Git Product home page Git Product logo

fdtdz's Introduction

fdtd-z -- fast, scalable, and free photonic simulation

fdtd-z is our first step in revolutionizing photonic design by enabling photonic engineers to harness compute at scale.

  • fast: 100x faster than CPU implementations such as Meep, Lumerical, RSoft, ...,
  • scalable: easily runs simulations on hundreds of nodes and beyond,
  • free: open-source, no license-fees!

Give it a test drive in Colab, join the chat on https://gitter.im/fdtdz/community, and read the whitepaper.

Frequently Asked Questions

Is the plan to build additional functionality inside the fdtd-z repo?

fdtd-z is intended to be a super low-level utility in the UNIX philosophy of "just do one thing". As such, a number of seemingly critical functionality is intentionally missing such as waveguide mode solving, utilities for building dielectric structures, and more.

Many, if not all, of these functionalities already exist in various repositories such as MEEP and SPINS, but instead of the same code bits being replicated yet again in fdtd-z our hope is that the photonics community will build these in a modular, open-source way.

We envision a toolchain of photonics software built upon a common numerical framework that is both scaleable and differentiable. At the moment JAX fits the bill. fdtd-z is our contribution to this ecosystem, and we hope there will be many others to join us in building something amazing :).

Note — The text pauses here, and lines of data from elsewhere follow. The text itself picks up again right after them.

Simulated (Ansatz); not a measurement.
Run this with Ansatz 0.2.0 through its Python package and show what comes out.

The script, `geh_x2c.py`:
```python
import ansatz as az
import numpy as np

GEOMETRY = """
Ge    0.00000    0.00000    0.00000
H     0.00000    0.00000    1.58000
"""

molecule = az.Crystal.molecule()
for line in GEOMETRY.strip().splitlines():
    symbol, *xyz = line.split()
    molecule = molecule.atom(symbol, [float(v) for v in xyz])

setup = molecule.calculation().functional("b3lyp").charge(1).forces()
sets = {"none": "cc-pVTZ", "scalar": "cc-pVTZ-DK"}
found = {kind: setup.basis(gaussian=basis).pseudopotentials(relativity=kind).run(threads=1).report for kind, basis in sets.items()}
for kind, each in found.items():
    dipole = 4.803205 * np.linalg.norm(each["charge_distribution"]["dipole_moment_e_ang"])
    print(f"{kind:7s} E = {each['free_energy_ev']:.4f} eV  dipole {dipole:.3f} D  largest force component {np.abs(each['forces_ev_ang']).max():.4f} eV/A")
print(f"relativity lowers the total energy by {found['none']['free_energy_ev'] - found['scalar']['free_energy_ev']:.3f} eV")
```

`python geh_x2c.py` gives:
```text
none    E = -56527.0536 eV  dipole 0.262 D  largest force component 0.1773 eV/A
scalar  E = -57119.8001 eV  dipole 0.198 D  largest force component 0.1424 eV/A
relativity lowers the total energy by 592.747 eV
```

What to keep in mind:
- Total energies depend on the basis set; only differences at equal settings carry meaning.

Will dispersive materials be supported?

Currently, fdtd-z only supports simple dielectric materials (not even absorption is supported) for performance reasons (see the whitepaper for the full story). In the systolic scheme that fdtd-z uses there are two many constraints that prevent us from modeling more complex materials:

  • bandwidth limitations: Additional coefficients used in the update equation need to be loaded, while additional auxiliary fields would both need to be loaded and written back to disk. FDTD is already a heavily bandwidth-limited algorithm and this would further decrease performance.
  • register pressure: CUDA threads are hard-limited to a maximum of 256 registers (reference needed), which are needed for fast access to E- and H-field values, as well as storing coefficients. The current implementation of fdtd-z already uses the maximum number of registers -- a fundamental change in the basic architecture of the systolic memory system (such as using shared memory instead of registers) would be needed to simulate dispersive materials and other more complex material systems.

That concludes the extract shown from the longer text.